Personally, I find the song in question to be more objectionable than more traditional patriotic songs mostly because it is a recent song (relatively speaking, and I first heard it in '88 or '89 sung by a junior high school student friend of mine).

I vote you teach your child the words to “God Bless my S.U.V.” (same tune as “God bless the U. S. A.”) lyrics by the Capitol Steps. It will help teach your child(ren) the proper American values of being fat, me-centered, driving an enormous, gas-guzzling S.U.V. with a Starbucks in the rear and most of all being proud of yyourself and your country no matter what.

By the way, The Capitol Steps do have a website, but don’t have “God Bless my SUV” referred to anywhere on it that I could see. Still, who knows what other subversive songs one could find there to teach your children?

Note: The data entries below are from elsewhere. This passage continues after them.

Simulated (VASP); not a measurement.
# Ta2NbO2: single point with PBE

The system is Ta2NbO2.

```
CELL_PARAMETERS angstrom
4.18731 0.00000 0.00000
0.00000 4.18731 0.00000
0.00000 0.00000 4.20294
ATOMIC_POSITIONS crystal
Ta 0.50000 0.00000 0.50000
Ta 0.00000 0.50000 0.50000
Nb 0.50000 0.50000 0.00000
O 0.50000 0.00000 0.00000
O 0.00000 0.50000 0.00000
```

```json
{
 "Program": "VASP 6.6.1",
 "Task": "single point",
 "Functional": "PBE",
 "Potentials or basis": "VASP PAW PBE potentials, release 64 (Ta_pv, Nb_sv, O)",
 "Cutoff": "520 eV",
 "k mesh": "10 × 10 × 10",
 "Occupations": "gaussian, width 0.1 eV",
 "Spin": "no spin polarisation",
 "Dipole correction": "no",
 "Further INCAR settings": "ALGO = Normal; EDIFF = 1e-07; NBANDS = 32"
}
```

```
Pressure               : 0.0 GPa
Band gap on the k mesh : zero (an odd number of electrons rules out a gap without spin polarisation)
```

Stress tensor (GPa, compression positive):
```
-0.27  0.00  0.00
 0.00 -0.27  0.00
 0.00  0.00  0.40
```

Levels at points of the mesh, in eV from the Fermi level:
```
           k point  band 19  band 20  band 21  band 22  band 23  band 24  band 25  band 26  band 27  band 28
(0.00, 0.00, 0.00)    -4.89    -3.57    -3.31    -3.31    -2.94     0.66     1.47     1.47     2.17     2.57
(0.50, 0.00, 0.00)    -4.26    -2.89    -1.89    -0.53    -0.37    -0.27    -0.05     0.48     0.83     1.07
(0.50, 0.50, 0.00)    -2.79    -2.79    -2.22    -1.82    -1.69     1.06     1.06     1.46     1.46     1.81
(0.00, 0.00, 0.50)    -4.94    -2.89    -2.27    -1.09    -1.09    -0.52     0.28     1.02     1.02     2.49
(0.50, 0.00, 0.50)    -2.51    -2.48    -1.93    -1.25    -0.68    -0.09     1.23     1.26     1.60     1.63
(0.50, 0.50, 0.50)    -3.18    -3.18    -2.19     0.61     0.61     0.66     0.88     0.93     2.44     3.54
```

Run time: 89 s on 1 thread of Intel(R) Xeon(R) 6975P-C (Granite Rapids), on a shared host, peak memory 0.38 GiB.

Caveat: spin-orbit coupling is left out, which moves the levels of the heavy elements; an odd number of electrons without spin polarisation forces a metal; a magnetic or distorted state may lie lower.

I’m glad to hear there’s a bunch of us who read it that way. It really is awkward phrasing.

But the song itself is awful. I also don’t particularly like the “Star-Spangled Banner.” It’s a terrible melody and difficult to sing. I mean, hey, even the Canadians have a better national anthem with “Oh Canada.” :wink: I really loved tuning into Expos-Cubs games as a kid just so I can hear them play it. I wish “America the Beautiful” had been chosen as the national anthem. That song is soulful, simple, understandable, condusive to interesting orchestrations, sounds great in four-part harmony, etc…

But, like some other posters, I’ve found mindless patriotism to be a totally foreign concept to me. I’m not proud to be an American. I’m usually glad to be one, but there’s plenty of other places I would have also been glad to have been born.
If I had moved here by choice, as an immigrant, then different story. But as an accident of time and place?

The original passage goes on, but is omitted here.